In the movie
It’s a Wonderful Life there’s a scene where the town’s bank is collapsing and Mr. Potter offers to save the day by paying people 50 cents on the dollar for their savings deposits. That’s how I want to invest!
If only I could go back in time and buy stocks in 2009 (or San Francisco housing), or gold in 2000. Countries, industries and individual companies collapse, yet generally recover and often boom.
Deep value investing feels natural to me and is primarily how I’ve invested in the past - it fits my investing personality.
Deep value stocks can still have large drawdowns. They’ve underperformed the last several years during a booming market, but over time they’ve been a solid and often countercyclical bet.
My Strategy
I plan to devote most of my equity investing to deep value approaches. The four key strategies (roughly equal weighting) are:
- Global Value ETF (GVAL) holds the deepest value stocks in the most undervalued countries - sort of like Dogs of the Dow but on a global basis, with lots more mid and small caps.
- ETF Rotation - buy the biggest crashing ETF’s for countries and industries. Right now lots of natural resources. A related article: “Why You Should Ask For Coal in Your Stocking This Holiday”
http://mebfaber.com/2015/11/11/why-you- ... iy-season/.
- Alpha Architect ETFs (QVAL,QMOM,IVAL,IMOM) - these 4 ETFs work together, providing global coverage and mixing 50% value with 50% momentum. Momentum investing feels a lot less intuitive to me, but the long-term data seems to back it up as a powerful factor - and it makes a good balance to my value heavy portfolio
- Acquirer’s Multiple with momentum twist. Buy stocks with very low acquirer's multiple (enterprise value/operating income multiples), but buy the ones with highest momentum
For fun, I also have one 10K investment in a single stock that I plan to hold forever, and about 8K in my Roth IRA. The Roth IRA will eventually grow as I do my Roth pipeline. For now I’m using the 8K as seed money to start buying Benjamin Graham net-nets. These are stocks whose market value is less than their current assets minus total liabilities.
Frankly, I should probably just put all my money in Vanguard Total World Index (VT). But I think I can do better . . . famous last words. Worst case, I don’t think I will trail the market by much over time, as I’ll be systematically investing in a diversified set of companies bought at lower prices. Taxes should be minimal if not zero - the more active strategies occur in tax sheltered accounts.
Other Items
As noted in my prior post, I also have some other non-equity items. They are pretty straightforward and I don’t foresee any changes.
- 12K Precious Metals - I have one year of my basic "survival" lifestyle ($1,000/month) hidden away in an undisclosed location. This feels right to me - potentially buys me a year or more of time in the event of global chaos, and/or can be sold to cover emergency cash flow needs.
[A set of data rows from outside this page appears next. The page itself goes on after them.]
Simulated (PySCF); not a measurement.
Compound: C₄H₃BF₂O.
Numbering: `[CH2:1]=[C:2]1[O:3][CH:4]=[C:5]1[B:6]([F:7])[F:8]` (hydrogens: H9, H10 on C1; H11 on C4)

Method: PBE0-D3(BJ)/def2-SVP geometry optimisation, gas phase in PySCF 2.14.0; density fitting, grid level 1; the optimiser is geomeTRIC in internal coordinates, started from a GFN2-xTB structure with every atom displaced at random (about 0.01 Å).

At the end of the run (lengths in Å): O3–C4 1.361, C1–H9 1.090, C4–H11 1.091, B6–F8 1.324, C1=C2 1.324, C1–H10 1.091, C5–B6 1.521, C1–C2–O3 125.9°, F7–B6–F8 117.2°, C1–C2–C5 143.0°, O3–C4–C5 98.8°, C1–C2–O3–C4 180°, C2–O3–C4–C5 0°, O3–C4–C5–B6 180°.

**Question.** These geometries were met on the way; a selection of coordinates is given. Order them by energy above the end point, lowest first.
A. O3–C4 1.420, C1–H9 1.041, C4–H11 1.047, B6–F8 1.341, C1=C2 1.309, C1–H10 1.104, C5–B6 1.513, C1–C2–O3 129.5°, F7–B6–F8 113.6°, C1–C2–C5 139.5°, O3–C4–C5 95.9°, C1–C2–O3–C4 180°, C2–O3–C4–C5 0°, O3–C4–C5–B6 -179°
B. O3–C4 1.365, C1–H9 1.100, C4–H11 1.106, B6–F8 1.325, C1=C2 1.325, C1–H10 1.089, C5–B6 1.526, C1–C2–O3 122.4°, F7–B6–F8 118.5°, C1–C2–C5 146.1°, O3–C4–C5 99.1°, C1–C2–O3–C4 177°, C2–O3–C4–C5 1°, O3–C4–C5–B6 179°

- Long-Term “Bond” (46K current value / 100K value in 15 years) - see prior post for details - nothing I can do with it except wait 15 years. It will cover several years of living, even taking inflation into account.
- 15K+ Cash - I’ll always plan to have at least 6 to 12 months of liquid cash.
- 2K Cryptocurrency - James Altucher had a great quote a few years ago - “cryptocurrency has a 1% chance of succeeding, thus I put 1% of my net worth in it” - had I followed his advice at the time the cryptocurrency would be worth 30 to 50% of my net worth, but I didn’t. I have $2K - mostly bitcoin - surely a sucker’s bet at this point, but will be fun to watch. Don’t plan to buy more.
Conclusion
The 18+ months of cash/metal described above, plus the “bond” down the road and my willingness to reduce spending as needed, should allow just enough of a hedge to survive a stock market crash.
Potential worst case scenarios? A sustained 50% drawdown could be survived, and an 80% drawdown could be managed for two years before permanent destruction of capital begins. Anything bigger or more sustained than that and all bets are off anyway.